RE: [PHP] Re: Variable name as a string



The reason why... (I think)
Id defines the element as a part of the DOM - it is the identifier of the
element
Name tells the browser the name of the parameter (i.e. the mane to associate
with the value), not of the element.

PHP and JS are looking for two different things - one wants the element, one
the parameter - so it makes sense (sort of) to use two different terms.


Simcha Younger


-----Original Message-----
From: tedd [mailto:tedd.sperling@xxxxxxxxx]
Sent: Thursday, August 28, 2008 4:40 PM
To: php-general@xxxxxxxxxxxxx
Subject: RE: [PHP] Re: Variable name as a string

At 11:50 AM +0100 8/28/08, Ford, Mike wrote:
On 28 August 2008 00:04, tedd advised:

> One of the ways to get around this is to:

<input type="checkbox" name="my_checkboxes[]"
id="my_checkbox_1" value="1" >
>
That way php will use "name" and javascript will use "id".

Why???

<form name="my_form" ... >
<input type="checkbox" name="my_checkboxes[]" ... >
</form>

<script language="Javascript">
checkboxes = document.my_form["my_checkboxes[]"];
</script>

Cheers!

Mike

Mike:

There is no "Why?", this is just another way to do it. In fact, there
are other ways to accomplish this than what both of us have shown.

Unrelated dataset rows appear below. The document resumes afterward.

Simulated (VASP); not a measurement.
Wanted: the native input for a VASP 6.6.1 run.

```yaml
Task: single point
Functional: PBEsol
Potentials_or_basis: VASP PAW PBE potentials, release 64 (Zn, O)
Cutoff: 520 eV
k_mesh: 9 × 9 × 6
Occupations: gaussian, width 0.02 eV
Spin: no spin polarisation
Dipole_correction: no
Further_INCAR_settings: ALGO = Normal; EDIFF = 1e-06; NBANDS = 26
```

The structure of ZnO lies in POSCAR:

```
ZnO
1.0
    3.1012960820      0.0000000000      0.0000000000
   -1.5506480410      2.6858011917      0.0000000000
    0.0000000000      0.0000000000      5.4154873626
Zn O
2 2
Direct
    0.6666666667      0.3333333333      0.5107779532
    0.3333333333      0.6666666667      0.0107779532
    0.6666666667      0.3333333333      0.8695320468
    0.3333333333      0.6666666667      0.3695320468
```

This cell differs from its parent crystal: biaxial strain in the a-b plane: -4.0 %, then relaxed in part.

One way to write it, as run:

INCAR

What's nice about the technique I described here, at least for me, is
that the "value" attribute applies to both name and id. PHP uses name
and javascript uses id -- it's simple.

However, I've been leaning to using getElementById() to create
unobtrusive javascript, which can be used to isolate and use "name"
as well, thus reducing the html code.

I think my next demo will be to show these various techniques.